In Lipsitt, the plaintiff, a museum director for the Franklin D. Roosevelt American Heritage Center, did not receive the full salary due to him under his employment contract because of the Center’s financial difficulties. The founder of the Center assured the plaintiff that eventually he would be paid in full, but the Center later closed and the founder abandoned his plant to reopen it in a new location. The plaintiff filed this action in Superior Court seeking over $100,000 in damages that he contended the Center owed him. His complaint asserted claims for breach of contract, quantum meruit, and violations of the Wage Act, among others.

The Superior Court dismissed all of the plaintiff’s claims except for the Wage Act claim. The Superior Court reasoned that the Wage Act is the exclusive remedy for the recovery of unpaid wages and thereby preempted the plaintiff’s common law claims. The plaintiff appealed.

The SJC reversed the dismissal of the plaintiff’s common law claims, including those based on breach of contract, or in the alternative, on a quasi-contract theory arising from the nonpayment of wages. In doing so, the SJC rejected the Superior Court’s conclusion that in enacting the Wage Act, the legislature created a comprehensive vehicle for recovering unpaid wages and intended to preempt the plaintiff’s common law claims. The SJC observed that the Legislature designed the Wage Act to enhance the rights of employees with respect to the payment of wages. It reasoned that if the Legislature had intended the Wage Act to abrogate long-standing common law actions aimed at protecting those same rights, it would have done so explicitly.

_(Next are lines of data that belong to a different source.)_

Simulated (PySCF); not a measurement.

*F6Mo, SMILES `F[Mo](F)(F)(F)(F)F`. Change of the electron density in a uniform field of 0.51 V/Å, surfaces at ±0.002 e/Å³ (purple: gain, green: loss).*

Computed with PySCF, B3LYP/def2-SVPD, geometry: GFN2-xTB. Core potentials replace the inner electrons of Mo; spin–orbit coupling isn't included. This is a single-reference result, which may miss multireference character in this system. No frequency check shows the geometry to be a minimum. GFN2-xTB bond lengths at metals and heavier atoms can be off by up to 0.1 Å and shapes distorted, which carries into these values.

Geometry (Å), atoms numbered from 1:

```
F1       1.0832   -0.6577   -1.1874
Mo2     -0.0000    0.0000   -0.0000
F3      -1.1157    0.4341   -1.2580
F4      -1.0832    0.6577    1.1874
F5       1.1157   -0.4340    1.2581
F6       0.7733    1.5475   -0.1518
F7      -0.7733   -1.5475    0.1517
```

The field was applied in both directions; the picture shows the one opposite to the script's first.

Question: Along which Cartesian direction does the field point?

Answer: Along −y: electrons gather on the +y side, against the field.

Following Lipsitt, employers will not be able to defend against common law claims for unpaid wages merely by arguing that they are preempted by the Wage Act. As the SJC noted in its decision, however, the continued existence of a common law right to recover unpaid wages will have a minimal practical impact on the enforcement scheme established by the Wage Act. In light of the Wage Act’s mandatory award of treble damages and attorney’s fees, employees will likely pursue common law contract or quasi-contract claims in lieu of Wage Act claims only where their Wage Act claims are time barred by the three-year statute of limitations.